This implements costing of vector construction and decomposition
to a custom (possibly vector) element type to be used for vectorizer
costing of the corresponding operations when dealing with
VMAT_STRIDED_SLP loads and stores.
Bootstrapped and tested on x86_64-unknown-linux-gnu.
I hope this is reasonable to follow. OK?
Thanks,
Richard.
* config/i386/i386.cc (ix86_vector_cd_cost): New function,
enhanced and split out from ...
(ix86_default_vector_cost): ... here.
---
gcc/config/i386/i386.cc | 49 ++++++++++++++++++++++-------------------
1 file changed, 26 insertions(+), 23 deletions(-)

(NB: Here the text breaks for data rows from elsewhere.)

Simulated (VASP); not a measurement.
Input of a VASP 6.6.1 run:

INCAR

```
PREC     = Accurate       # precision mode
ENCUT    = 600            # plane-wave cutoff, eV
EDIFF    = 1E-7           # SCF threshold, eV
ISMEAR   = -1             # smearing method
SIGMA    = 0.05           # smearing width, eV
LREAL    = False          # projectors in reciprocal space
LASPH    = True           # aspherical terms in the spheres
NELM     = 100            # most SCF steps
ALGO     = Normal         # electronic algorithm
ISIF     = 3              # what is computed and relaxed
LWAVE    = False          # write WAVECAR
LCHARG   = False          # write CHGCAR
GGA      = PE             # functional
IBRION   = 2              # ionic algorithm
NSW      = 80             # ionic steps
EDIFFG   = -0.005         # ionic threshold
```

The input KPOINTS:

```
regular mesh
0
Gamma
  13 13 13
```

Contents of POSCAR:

diff --git a/gcc/config/i386/i386.cc b/gcc/config/i386/i386.cc
index 3f22f029f5e..7b85fc8c472 100644
--- a/gcc/config/i386/i386.cc
+++ b/gcc/config/i386/i386.cc
@@ -25589,6 +25589,31 @@ asm_preferred_eh_data_format (int code, int global)
return DW_EH_PE_absptr;
}
+/* Cost of constructing or destructing a vector in VECMODE from/to elements
+ of ELMODE. */
+static int
+ix86_vector_cd_cost (machine_mode vecmode, machine_mode elmode)
+{
+ if (GET_MODE_BITSIZE (vecmode) < 128)
+ return ((GET_MODE_BITSIZE (vecmode) / GET_MODE_BITSIZE (elmode) - 1)
+ * ix86_cost->sse_op);
+
+ int n = GET_MODE_BITSIZE (vecmode) / 128;
+ int cost = 0;
+ /* Element inserts/extracts into/from N SSE vectors, the possible
+ GPR <-> XMM moves have to be accounted for elsewhere. */
+ if (GET_MODE_BITSIZE (elmode) < 128)
+ cost += n * (128 / GET_MODE_BITSIZE (elmode) - 1) * ix86_cost->sse_op;
+ if (GET_MODE_BITSIZE (vecmode) >= 256
+ && GET_MODE_BITSIZE (elmode) < 256)
+ /* N/2 vinserti128/vextracti128 for SSE <-> AVX256. */
+ cost += n * ix86_vec_cost (V32QImode, ix86_cost->sse_op) / 2;
+ if (GET_MODE_BITSIZE (vecmode) == 512)
+ /* One vinserti64x4/vextracti64*4 for AVX256 <-> AVX512. */
+ cost += ix86_vec_cost (vecmode, ix86_cost->sse_op);
+ return cost;
+}
+
/* Worker for ix86_builtin_vectorization_cost and the fallback calls
from ix86_vector_costs::add_stmt_cost. */
static int
@@ -25679,29 +25704,7 @@ ix86_default_vector_cost (enum vect_cost_for_stmt
type_of_cost,
return ix86_vec_cost (mode, ix86_cost->sse_op);
case vec_construct:
- {
- int n = GET_MODE_NUNITS (mode);
- /* N - 1 element inserts into an SSE vector, the possible
- GPR -> XMM move is accounted for in add_stmt_cost. */
- if (GET_MODE_BITSIZE (mode) <= 128)
- return (n - 1) * ix86_cost->sse_op;
- /* One vinserti128 for combining two SSE vectors for AVX256. */
- else if (GET_MODE_BITSIZE (mode) == 256)
- return ((n - 2) * ix86_cost->sse_op
- + ix86_vec_cost (mode, ix86_cost->sse_op));
- /* One vinserti64x4 and two vinserti128 for combining SSE
- and AVX256 vectors to AVX512. */
- else if (GET_MODE_BITSIZE (mode) == 512)
- {
- machine_mode half_mode
- = mode_for_vector (GET_MODE_INNER (mode),
- GET_MODE_NUNITS (mode) / 2).require ();
- return ((n - 4) * ix86_cost->sse_op
- + 2 * ix86_vec_cost (half_mode, ix86_cost->sse_op)
- + ix86_vec_cost (mode, ix86_cost->sse_op));
- }
- gcc_unreachable ();
- }
+ return ix86_vector_cd_cost (mode, GET_MODE_INNER (mode));
default:
gcc_unreachable ();
--
2.51.0